Why Study the Humanities?

final exam essay
by Renea Roth

Having learned more about the myths and stories of Western civilization, I am understanding more how study of the humanities (art, history, and literature) can be used to help people better understand and communicate with one another. It is obvious that the study of humanities is not just a college course, but it is an ongoing process and practice in life.

The humanities can first be used to understand the past which has created the present. The culture which we have was shaped by the past. Facts, findings, and literature of even thousands of years ago have influenced our world today. Knowing this past can allow people to understand our present; knowing how we came to this present helps us to communicate about it and the future.

The study of the humanities can also be used to realize differing interpretations of life and history. Studying facts of the past helps to understand literature of the past. Art reflects the cultures of the past, and shows how we achieved what we have today. For example, the Song of Roland was very biased about the Saracens (Muslims). If one only studied literature, they would have a totally skewed interpretation of who the Muslims were. By studying history though, we know that the battle in this literature wasn't even against Muslims. Also by studying history and religion we can see how Islam developed and what it really is. This is just one example of how the comprehensive study of the humanities can be used to understand the world, and to communicate fairly and intelligently with others in the world.

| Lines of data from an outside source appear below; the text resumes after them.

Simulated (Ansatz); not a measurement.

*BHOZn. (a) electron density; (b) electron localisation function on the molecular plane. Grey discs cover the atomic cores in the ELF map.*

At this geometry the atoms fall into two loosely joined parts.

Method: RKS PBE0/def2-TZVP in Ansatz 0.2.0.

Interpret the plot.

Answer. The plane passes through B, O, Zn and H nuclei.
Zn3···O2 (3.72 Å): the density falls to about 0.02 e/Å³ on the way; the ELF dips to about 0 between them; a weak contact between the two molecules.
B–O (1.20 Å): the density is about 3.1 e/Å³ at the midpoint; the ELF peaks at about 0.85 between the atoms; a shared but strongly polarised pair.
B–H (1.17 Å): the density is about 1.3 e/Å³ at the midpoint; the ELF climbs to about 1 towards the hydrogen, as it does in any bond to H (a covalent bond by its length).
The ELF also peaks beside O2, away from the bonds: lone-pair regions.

The humanities are not just part of the college's curriculum. The study of the humanities teaches one how to study and look at how the past developed and how it has impacted today's world. The humanities allows people of different cultures to communicate and understand their sometimes common pasts but present differences. The humanities shows how different disciplines affect and complement one another. Finally, the study of the humanities shows that this study is ongoing and continual, constantly evolving and shaping.